Leetcode Convert Sorted List to Binary Search Tree problem solution

In this Leetcode Convert Sorted List to Binary Search Tree problem solution we have Given the head of a singly linked list where elements are sorted in ascending order, convert to a height-balanced BST. For this problem, a height-balanced binary tree is defined as a binary tree in which the depth of the two subtrees of every node never differs by more than 1.

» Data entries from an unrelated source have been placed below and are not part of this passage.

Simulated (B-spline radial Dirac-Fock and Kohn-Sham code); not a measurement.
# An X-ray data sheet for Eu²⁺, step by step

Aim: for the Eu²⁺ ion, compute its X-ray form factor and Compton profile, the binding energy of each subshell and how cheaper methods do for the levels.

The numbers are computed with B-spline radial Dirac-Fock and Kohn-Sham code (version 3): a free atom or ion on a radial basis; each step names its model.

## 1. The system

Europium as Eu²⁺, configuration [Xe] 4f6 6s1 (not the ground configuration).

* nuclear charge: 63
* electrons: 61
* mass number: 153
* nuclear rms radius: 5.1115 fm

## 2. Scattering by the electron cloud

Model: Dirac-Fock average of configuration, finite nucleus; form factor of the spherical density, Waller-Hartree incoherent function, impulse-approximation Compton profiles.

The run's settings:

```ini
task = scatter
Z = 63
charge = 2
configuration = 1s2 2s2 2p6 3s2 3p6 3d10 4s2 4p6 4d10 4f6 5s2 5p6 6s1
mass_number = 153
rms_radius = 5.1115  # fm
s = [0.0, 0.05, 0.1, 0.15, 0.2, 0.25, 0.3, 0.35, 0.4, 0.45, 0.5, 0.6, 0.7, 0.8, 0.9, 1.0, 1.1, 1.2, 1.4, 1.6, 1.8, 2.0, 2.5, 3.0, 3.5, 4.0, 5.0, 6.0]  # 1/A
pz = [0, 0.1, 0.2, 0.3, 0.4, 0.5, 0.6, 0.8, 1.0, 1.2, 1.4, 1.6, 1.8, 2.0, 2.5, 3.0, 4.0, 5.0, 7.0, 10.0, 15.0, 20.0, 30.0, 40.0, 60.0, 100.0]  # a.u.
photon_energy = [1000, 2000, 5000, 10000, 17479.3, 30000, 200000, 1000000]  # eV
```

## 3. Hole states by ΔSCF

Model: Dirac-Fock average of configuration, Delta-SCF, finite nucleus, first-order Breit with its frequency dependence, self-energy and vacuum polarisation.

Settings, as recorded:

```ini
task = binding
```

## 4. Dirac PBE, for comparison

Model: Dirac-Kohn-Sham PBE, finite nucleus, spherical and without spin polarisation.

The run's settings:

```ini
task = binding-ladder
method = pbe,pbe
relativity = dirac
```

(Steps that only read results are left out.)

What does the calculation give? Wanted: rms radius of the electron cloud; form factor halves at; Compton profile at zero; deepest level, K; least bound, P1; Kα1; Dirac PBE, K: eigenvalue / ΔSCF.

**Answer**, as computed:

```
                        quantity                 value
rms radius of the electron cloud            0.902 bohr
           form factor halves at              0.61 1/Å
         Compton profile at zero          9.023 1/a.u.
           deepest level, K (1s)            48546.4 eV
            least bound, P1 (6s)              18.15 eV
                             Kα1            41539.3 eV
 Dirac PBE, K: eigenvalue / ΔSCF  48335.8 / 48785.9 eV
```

Problem solution in Python.

def sortedListToBST(self, head):
        if not head: return None
        return self.DFS(head)
       
    def DFS(self, head):
	
        if not head: 
            return None

        if not head.next:
            return TreeNode(head.val)
        prev, slow, fast = None, head, head
        while fast and fast.next:
            prev = slow
            slow = slow.next
            fast = fast.next.next
            
        tmp = prev.next
        prev.next = None
        node = TreeNode(slow.val)
        node.left = self.DFS(head)
        node.right = self.DFS(slow.next)
        return node

Problem solution in Java.

class Solution {
    public TreeNode sortedListToBST(ListNode head) {
        if(head==null)
            return null;
        else
            return BST(head,null);
    }
    public static TreeNode BST(ListNode head,ListNode tail){
        ListNode slow=head;
        ListNode fast=head;
        if(head==tail)
            return null;
        while(fast!=tail&&fast.next!=tail){
            slow=slow.next;
            fast=fast.next.next;
        }
        TreeNode root=new TreeNode(slow.val);
        root.left=BST(head,slow);
        root.right=BST(slow.next,tail);
        return root;
    }
}

Problem solution in C++.

class Solution {
public:
    
    
    TreeNode* sortedListToBST(ListNode* head) {
        if(!head)
            return NULL;
        ListNode *slow=head;
        ListNode *fast=head->next,*tt=NULL;
        while(fast and fast->next)
        {
            tt=slow;
            slow=slow->next;
            fast=fast->next->next;
        }
        if(tt)
            tt->next=NULL;
        else 
            head=NULL;
        
        TreeNode *curr=new TreeNode(slow->val);
        TreeNode *r=sortedListToBST(slow->next);
        TreeNode *l=sortedListToBST(head);
        curr->left=l;curr->right=r;
        return curr;
    }
};

Problem solution in C.

struct TreeNode* get(int v){
		struct TreeNode* x;
		x=(struct TreeNode*)malloc(sizeof(struct TreeNode));
		x->val=v;
		x->left=NULL;
		x->right=NULL;
		return x;
}
struct TreeNode* func(int *b,int l,int h){
		struct TreeNode* root;
		int m=(l+h)/2;   
		if(h>=l){
			root=get(b[m]);
			root->left=func(b,l,m-1);
			root->right=func(b,m+1,h);
			return root;
		}
		else
			return NULL;
}

struct TreeNode* sortedListToBST(struct ListNode* head){
		struct TreeNode* t;
		int a=pow(10,4);
		int b[2*a];
		int i=0,j;
		while(head!=NULL){
			b[i]=head->val;
			head=head->next;
			i++;
		}
		int l=0,h=i-1;
		t=func(b,l,h);
		return t;
}